Using the same @DB::args trick, we can create a subroutine which returns the first argument of its caller:
sub self () {
return (DB::uplevel_args())[0];
}
This means we can say things like:
sub look { self->_print }
sub _print { print self, "\n" }
Not a bad start. But we'd really like to be able to say:
sub look { _print }
sub _print { print self, "\n" }
That's right: even though we call print with no arguments, it should still know what the current receiver is.
Once again, being able to mess about with other subroutines' arguments comes to our aid. The key to this is realising that we don't have to look just two levels up the stack - we can look more if we want to; and as we look up the call stack, we'll eventually come to a frame that was called "properly", with the appropriate type of object as its first argument.

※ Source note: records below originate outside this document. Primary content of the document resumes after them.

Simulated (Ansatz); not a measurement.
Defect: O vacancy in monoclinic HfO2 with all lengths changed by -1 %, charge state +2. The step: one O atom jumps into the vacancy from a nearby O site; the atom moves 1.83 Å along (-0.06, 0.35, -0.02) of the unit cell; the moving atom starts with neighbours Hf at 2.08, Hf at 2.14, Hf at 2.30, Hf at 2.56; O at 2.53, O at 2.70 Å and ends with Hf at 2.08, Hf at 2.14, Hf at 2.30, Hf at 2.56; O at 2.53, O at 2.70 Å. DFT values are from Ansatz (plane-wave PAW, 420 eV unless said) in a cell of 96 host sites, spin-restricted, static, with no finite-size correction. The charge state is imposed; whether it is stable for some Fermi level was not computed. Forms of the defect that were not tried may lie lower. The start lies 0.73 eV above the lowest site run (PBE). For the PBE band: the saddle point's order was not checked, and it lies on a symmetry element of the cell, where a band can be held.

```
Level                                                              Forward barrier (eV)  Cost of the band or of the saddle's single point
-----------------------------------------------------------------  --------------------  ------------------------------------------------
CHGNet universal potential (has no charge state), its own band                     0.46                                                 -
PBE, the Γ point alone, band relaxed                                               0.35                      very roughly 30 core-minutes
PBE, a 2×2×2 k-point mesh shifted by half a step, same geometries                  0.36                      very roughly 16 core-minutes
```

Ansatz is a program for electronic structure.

So, we first modify DB::uplevel_args to allow us to look up a variable number of frames:
sub uplevel_args { my @x = caller($_[0]+1); return @DB::args };
We now look up the stack until we find a subroutine whose first parameter is-a whatever class we were called by:
sub self () {
my $call_pack = (caller())[0];
my $level =1;
while (caller($level)) {
my @their_args = DB::uplevel_args($level);
if (ref $their_args[0]
and eval { $their_args[0]->isa($call_pack) }) {
return $their_args[0];
}
$level++;
}
return $call_pack;
}
We're only interested in objects which are inherited from our caller because if we have
package Thing;
sub look_to_file { my $output = new IO::File (...);
_print($output)
}
we want the recipient of _print to be the Thing, not the IO::File. So in this case, we want to ignore the argument to _print but look back at the arguments of look_to_file.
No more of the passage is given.